Yes, I don't think so. Basically, it seems any test that writes to stdout seems to be a failure. This surprised me, I thought exit code would matter.

Let me know if you want me to add anything like the CI commit I linked in #586 (comment).

Oh, the exit code does matter:

wasi-libc/test/scripts/run-test.sh

Line 20 in 4720b34

[ $? -eq 0 ] || echo "Test failed" >> output.log

But, yeah, eventually we could and probably should relax the "no output" check:

wasi-libc/test/scripts/failed-tests.sh

Line 14 in 4720b34

FAILED=$(find $TESTDIR -type f -and -name *.log -and -not -size 0)

I can't remember exactly why that is there but my guess would be that libc-test only uses output in error cases (?). If you're interested in making that more robust, it likely wouldn't be too difficult to add expected.log files for tests that need this and then use that (if present) to compare against output.log.
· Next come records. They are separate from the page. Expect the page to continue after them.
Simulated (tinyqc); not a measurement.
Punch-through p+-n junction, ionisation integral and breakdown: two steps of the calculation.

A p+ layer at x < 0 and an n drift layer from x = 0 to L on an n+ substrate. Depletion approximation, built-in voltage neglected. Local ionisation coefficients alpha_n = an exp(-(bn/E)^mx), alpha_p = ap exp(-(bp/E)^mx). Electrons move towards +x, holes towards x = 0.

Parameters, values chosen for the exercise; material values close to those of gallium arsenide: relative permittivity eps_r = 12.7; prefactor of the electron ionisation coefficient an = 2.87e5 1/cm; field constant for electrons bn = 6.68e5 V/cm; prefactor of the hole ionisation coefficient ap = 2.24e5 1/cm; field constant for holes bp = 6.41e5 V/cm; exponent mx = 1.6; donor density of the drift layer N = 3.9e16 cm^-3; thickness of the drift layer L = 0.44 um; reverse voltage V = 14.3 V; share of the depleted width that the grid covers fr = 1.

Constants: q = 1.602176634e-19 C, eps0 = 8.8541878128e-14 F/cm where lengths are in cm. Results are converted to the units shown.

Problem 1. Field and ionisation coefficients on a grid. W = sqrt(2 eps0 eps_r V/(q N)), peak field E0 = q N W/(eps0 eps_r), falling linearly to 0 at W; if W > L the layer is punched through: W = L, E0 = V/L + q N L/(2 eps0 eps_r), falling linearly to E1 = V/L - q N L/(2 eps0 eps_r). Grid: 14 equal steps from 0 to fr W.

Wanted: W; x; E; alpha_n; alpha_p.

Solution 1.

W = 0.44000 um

There are a number of changes in this commit aimed at addressing WebAssembly#587 and making it easier to test WebAssembly#586 in CI. Notable changes here are: * The matrix of what to test is much different from before. One matrix entry now builds just one target and optionally tests that target. * The CI matrix ensures that wasi-libc builds on a variety of platforms, e.g. Windows/macOS/Linux as well as Linux aarch64. * The CI matrix has one entry for building with an older version of LLVM. This version was bumped from LLVM to LLVM 11 since LLVM is installed through `apt-get`, not through downloads any more. * On Linux LLVM/Clang are downloaded through `apt-get` instead of from llvm-project binaries to avoid dealing with `libtinfo5` and dependencies. * The CI matrix has a test job per-target. This can be expanded/shrunk as necessary but currently everything is tested with LLVM 16 (as before) and only on Linux (also as before). The test run is seqeunced to happen after the build of libc itself. * The CI matrix has split out V8 headless tests into their own job to avoid running multiple suites of tests in a single job. * Installation of LLVM is refactored to a separate action to reduce the noise in `main.yml`. * Setting `TARGET_TRIPLE` can now be done through environment variables as opposed to only through arguments to `make`. * Handling of `BULITINS_LIB` has improved. Previously the build target for `libc_so` would modify the compiler's resource directory and this is updated to use a custom directory in `OBJDIR`. * Arranging compiler-rt for tests is now done with `-resource-dir` instead of copying the directory into the system compiler's location. Overall it's the intention that no amount of testing is lost in this PR. The goal is to expand things out in such a way that it's much easier to add one-off tests of wasi-libc in various build configurations and such. The theory is that this is as "simple" as adding a new matrix entry, copied from previous ones, customized with various variables and environment variables to affect the build (e.g. `CFLAGS`). Closes WebAssembly#587

alexcrichton

I wanted to echo again thank you @ncruces for working on this, it's much appreciated!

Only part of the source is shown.